I want to start this conversation with you by highlighting those common interests, goals and values. I ask you to view this article as the beginning of a conversation, and I strongly encourage your thoughts, opinions, arguments and feedback. Improving our communications is essential to my campaign platform, and I strongly believe we should reflect the change we want to see in our organization on a daily basis.
Collective Bargaining
One of the biggest challenges facing our union comes in the form of existing Collective Agreements and those yet to
be negotiated. Employers in both the public and private sector have been asking for wage, staff and benefit reductions, while using the global economic recession as a justification for eroding gains that have taken decades to achieve.
We’ve seen our wages and benefits eroded by inflation, while some of our members face difficult collective bargaining sessions that threaten their livelihood and standard of living.
In the next round of Collective Bargaining for the Government Master Agreement, and in all of our bargaining in both the public and private sectors, we need to send an unequivocally strong message – that corporate tax breaks will not be balanced on the backs of our membership.
Under no circumstances should our Union accept another “zero and zero” agreement. In times of economic austerity we have tightened our belts, and we expect to make up for lost ground as the economy recovers.
Communications
We need to do better when it comes to communicating with our membership. We need to reach out to our members in the way in which they are able to receive communications, in a timely manner.
It is our responsibility to reach our membership in ways that are familiar and accessible to them, and in which they can give feedback — the old system of printed membership lists and fax alerts on bulletin boards no longer connects with our members.
When we unveil new communications initiatives, we need to follow up with our membership to make sure we’re doing the best we can to communicate. We need to provide our Locals and Components with digital membership lists, and increase our utilization of email and our website. Our communications must be accessible and two-way, not a linear line from the union office to the members.
Political Action
Our union has a proud tradition of supporting Political Action that is consistent with the values of working people.

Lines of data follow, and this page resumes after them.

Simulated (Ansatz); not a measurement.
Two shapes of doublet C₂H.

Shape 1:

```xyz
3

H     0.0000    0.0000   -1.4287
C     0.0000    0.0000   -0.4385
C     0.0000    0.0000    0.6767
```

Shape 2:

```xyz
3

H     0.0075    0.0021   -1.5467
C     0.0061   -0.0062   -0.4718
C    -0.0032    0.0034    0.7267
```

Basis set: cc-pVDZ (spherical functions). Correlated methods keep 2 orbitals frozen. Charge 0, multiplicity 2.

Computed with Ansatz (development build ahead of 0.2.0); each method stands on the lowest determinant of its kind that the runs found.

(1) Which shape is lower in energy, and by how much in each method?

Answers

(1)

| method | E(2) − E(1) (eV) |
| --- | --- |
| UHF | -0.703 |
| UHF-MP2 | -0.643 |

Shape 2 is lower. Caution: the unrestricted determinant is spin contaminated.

The BCGEU has an international reputation, and has regularly participated in key labour events in North and South America, Europe and Southeast Asia, while focusing right here in BC to build partnerships with labour, community and environmental groups. Together we can build the kind of future we can all enjoy.
We need to take political action right to our membership. Too often, we enact campaigns from above, or try to push our members into supporting political organizations. To me this is exactly the opposite of what we need to be doing.
Campaigns should come from communicating with and listening to what our members want, so our issues become popular issues that the majority of our members have a vested interest in getting involved in and actively supporting.
We should be articulating positions that benefit working people, so that political organizations are forced to support our membership, not the other way around.
Our Union
Our union is unique in that we are a diverse coalition of many unions in one. Our diversity is our strength, because when united we can leverage our collective resources to efficiently serve and express the interests of our membership.
We are a single union because we have realized that our collective voices carry more weight together than divided. Unity requires work to maintain, and the incredible diversity that is our strength needs to be regularly nourished.
Often times there are competing influences – public and private sector, urban and rural, and sometimes professions with radically different interests.
We need to work hard to build the lasting connections that ensure our diversity continues to be our strength, and I believe the position of Vice President is uniquely suited to accomplish this task on the Provincial Executive and across the union.
Experience
I started my involvement in the labour movement over a decade ago, working on minimum wage and political action campaigns. For two years, I served as the Finance Executive and Chair of the Board of Directors of the Camosun College Student Society. I spearheaded a coalition of progressive student unions that included the UVic Graduate Students, SFU, UBC, Kwantlen, and Capilano.
In the BCGEU I’ve served as a Shop Steward in local 1201, on both my Local and Component Executives, and as the Co-Chair of the Joint Union-Management (Article 29) Committee for the Ministry of Citizens’ Services.
I’ve also served on two advisory committees to the Provincial Executive. I have attended numerous Labour Movement functions and conventions, including a recent Environmental conference sponsored by the BC Federation of Labour.
Experience alone is not enough, and I believe it is my firm commitment to fight for and achieve our shared goals that qualifies me to serve as Vice President for the next three years.